Sabrina Carpenter, Charli XCX, Chappell Roan are a ‘trifecta’

Ong points to the “trifecta” of Charli XCX, Sabrina Carpenter and Chappell Roan as architects of the female-led trend after all three released new albums this year. Their “personality-led female pop” allowed listeners to slot themselves into familiar or aspirational narratives all while connecting with the artists themselves.

“These three women, what they have in common is that they have been writing and producing and making music for years … this success might seem overnight but actually it is the result of many years of work and building their audience,” she says.

A strong Venn diagram may exist among their fandoms, but each member of the “trifecta” has a singular style. Charli in particular unearthed a real desire for an artist to speak to the messiness of life, Ong says.

“Brat” communicated, “the fact that it’s okay to be messy, to want to just have fun, to kind of let go, there’s no perfection in that,” she said.

Taylor Swift: Now, always and forever

Even as newcomers (and old-comers made new) burst onto the scene, one thing remained the same: Taylor Swift is an unstoppable force.

Swift was the most-streamed artist globally and in the U.S. and her latest album “THE TORTURED POETS DEPARTMENT: THE ANTHOLOGY” also topped both the global and U.S. list for most-streamed albums.

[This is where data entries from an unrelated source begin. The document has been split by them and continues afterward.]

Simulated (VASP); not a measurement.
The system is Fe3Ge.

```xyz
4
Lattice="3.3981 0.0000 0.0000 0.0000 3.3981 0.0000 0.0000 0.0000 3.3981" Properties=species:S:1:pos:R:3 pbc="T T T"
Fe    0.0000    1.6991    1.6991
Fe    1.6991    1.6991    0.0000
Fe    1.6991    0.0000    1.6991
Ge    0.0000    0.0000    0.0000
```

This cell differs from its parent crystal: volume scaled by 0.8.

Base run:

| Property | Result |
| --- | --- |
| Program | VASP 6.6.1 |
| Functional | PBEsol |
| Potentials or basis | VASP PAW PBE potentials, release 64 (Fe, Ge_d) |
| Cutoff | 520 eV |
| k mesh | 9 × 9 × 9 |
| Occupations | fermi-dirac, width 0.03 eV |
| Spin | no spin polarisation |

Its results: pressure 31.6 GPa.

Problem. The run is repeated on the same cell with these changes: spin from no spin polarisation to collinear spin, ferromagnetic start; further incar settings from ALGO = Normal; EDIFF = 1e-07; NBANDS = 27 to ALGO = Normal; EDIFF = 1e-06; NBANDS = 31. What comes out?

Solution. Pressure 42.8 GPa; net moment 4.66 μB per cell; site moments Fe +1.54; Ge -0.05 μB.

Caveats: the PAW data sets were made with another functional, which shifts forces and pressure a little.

“She is a juggernaut of her own,” Ong says. “The eras tour is a phenom.” To be in your early 30s, doing a 3-hour concert that spans distinct eras and strings together hit-after-hit is incredible, she adds.

That she has been “unapologetically herself” and unashamed of a largely female audience, has aided her in her rise, Ong says. An artist who speaks to heartbreak, embarrassment and the unending balancing act of American womanhood is an indispensable thing, it turns out.

Swift was also the most-listened-to artist last year and No. 2 two years before, behind Bad Bunny.